The 2020s will be a transformative decade for the business enterprise. The forces reshaping our world will challenge many business orthodoxies and interrupt long-term plans at the same time that society’s expectations of business are expanding. Signs of this ongoing evolution are all around us—with the emergence of an open talent economy, the unprecedented pace of tech-driven innovation across all industries, and an active political debate around the obligations of business to fulfill a broader social purpose than profit maximization.
Stepping back from individual shifts and putting them in context, three longstanding trends appear to be driving and accelerating the evolution of business and economic fundamentals. These secular trends are reshaping what the future enterprise will look like, the role it plays in the economy and society, and what it will take to thrive in the long term.
1. Transformative technologies augment human talents.

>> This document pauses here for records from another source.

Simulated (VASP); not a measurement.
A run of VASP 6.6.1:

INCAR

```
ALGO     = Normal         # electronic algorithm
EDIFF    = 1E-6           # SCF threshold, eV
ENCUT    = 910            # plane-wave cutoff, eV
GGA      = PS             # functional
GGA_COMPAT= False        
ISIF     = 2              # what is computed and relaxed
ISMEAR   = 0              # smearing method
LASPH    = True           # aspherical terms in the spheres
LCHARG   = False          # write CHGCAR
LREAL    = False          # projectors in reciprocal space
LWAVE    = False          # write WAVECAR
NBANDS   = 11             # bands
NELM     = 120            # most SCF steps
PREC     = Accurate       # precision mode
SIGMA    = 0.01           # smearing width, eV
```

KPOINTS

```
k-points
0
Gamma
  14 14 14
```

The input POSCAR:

Human beings have always developed tools to augment work, but the technology we now have at our disposal is enabling the creation of capabilities that are orders of magnitude more powerful than anything we have seen previously. Having automated routine cognitive work, technology has now meaningfully entered the previously underdeveloped arena of non-routine cognitive work, where human analytical and problem-solving skills predominate. This augurs seismic change, as AI extends to augmenting human decision making in such diverse areas as business, law, healthcare, and government. Within the enterprise, non-routine AI will likely disrupt nearly every role and function, while elevating the relationship between human and machine.
2. Ecosystems stitch together the best capabilities of multiple enterprises.
The last round of globalization brought disaggregation in the form of sophisticated supply chains. More recently, efficiencies around information flow and business transactions have allowed companies to leverage assets and resources without owning them. New forms of collaboration already enable organizations to deliver custom-built solutions by pulling together best-in-class capabilities from different entities in a seamlessly integrated fashion. This is just an early glimpse of how organizations may capture value as significantly enhanced connectivity and digitization usher in the new era of ecosystems; and ecosystems will reorient the marketplace. To participate and thrive, organizations will have to reimagine borders and business models, clearly defining the opportunities to co-own, co-create and co-evolve over time.
3. Technology enables greater customer centricity.
Today’s digital tools enable companies to gain insights into customers’ buying preferences and their social spheres, while social media and other digital platforms allow customers unprecedented influence over the design, production, and improvement of goods and services. On a macro-level, the co-creative energies these technologies have unleashed are starting to reorganize the economy around some of our truly fundamental human wants and needs: mobility, health and wellness, learning and personal growth, money and value exchange, and accessible, sustainable energy. As these human-centric ecosystems emerge, the relationship of business, technology, and society will dramatically reset.